This is in reference to https://github.com/kubernetes/kubernetes/issues/102464 - where a WebSocket Watch of Service resources simply stops receiving events, but is not closed. Since the WebSocket remains open and responsive to ping/pong after the timeout, the client cannot reliably detect that things are in a bad state. See the upstream issue for a reproducer.
This needs a 1.21.x rebase (fix landed 5 days ago in upstream).
I'm waiting for 1.21.2 and will update it as soon as it's out.

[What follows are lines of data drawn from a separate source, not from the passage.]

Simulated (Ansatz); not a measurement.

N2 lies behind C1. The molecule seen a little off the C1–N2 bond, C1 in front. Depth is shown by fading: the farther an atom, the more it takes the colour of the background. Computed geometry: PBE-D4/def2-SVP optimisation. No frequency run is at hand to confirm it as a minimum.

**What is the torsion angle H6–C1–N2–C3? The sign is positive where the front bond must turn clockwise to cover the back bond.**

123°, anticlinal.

https://github.com/kubernetes/kubernetes/pull/102541 hasn't merged as of yet, we'll probably get that in 1.21.3
This bug hasn't had any activity in the last 30 days. Maybe the problem got resolved, was a duplicate of something else, or became less pressing for some reason - or maybe it's still relevant but just hasn't been looked at yet. As such, we're marking this bug as "LifecycleStale" and decreasing the severity/priority. If you have further information on the current state of the bug, please update it, otherwise this bug can be closed in about 7 days. The information can be, for example, that the problem still occurs, that you still want the feature, that more information is needed, or that the bug is (for whatever reason) no longer relevant. Additionally, you can add LifecycleFrozen into Keywords if you think this bug should never be marked as stale. Please consult with bug assignee before you do that.
This will be fixed in https://github.com/openshift/kubernetes/pull/888
The previous PR landed, moving to modified.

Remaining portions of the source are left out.